Wednesday, September 22, 2010

Reading detail and poetry

As the technique of detailing changed from the hands of the craftsman to the tools of the architect, how has the resulting construction of details changed? Explain in terms of scale, material and cost.

Many architects today have lost touch with the physical, hands on, element of architecture. With most of the designs created digitally, many times, details are overlooked or discounted. The craftsman comes into the design to aid the architect with the implementation of the details. While the architect creates and designs specific points and details of a project, it is the skill and knowledge of the craftman who is able to implement those details precisely and accurately.


How does "geometrical relationship" of individual details provide an understanding of the whole building if "indirect vision" localizes the viewer and "habit determines to a large extent even optical reception"?

The use of multiple details throughout the entire project helps to solidify the design. Then the details reference each other that create a dialog that helps to understands the larger extent of the project.

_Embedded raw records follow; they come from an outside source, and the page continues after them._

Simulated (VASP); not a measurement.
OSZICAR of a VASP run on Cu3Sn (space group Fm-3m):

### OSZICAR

Carlo Scarp's details are a "result of an intellectual game" where the Open City buildings are constructed from an act of poetry. Describe what role the detail plays to "tell-the-tale" in each of these environments.

The details in Scarp’s work “tell the tale”  are the main element that influence the rest of building, including the spaces derived within the building. The Open City buildings illustrates its relationship to the site. Little focus is placed on the symbolism of the building, but rather it is on the poetic beauty.

Pendleton-Jullian writes about the Open City as emerging from and being in the landscape. Does allowing landscape to initiate "the configuration of territory and space" challenge Western building notions, and how so?

Allowing the landscape to naturally create boundaries and spaces is a concept not utilized by Westerners. Emphasis is placed on designing a site to accommodate the building situated on it, rather than the other way around.

Describe some detail conditions of the Open City that convey "lightness" as Pendleton-Jullian refers to.

The lightness of the Open City can be seen as literal in the sense of use of timber to convey lofty fluid spaces without large obstructions. Also with this, lightness can take on a visibility aspect, with the openness of the timber can provide increased visibility and the transition of light throughout the City.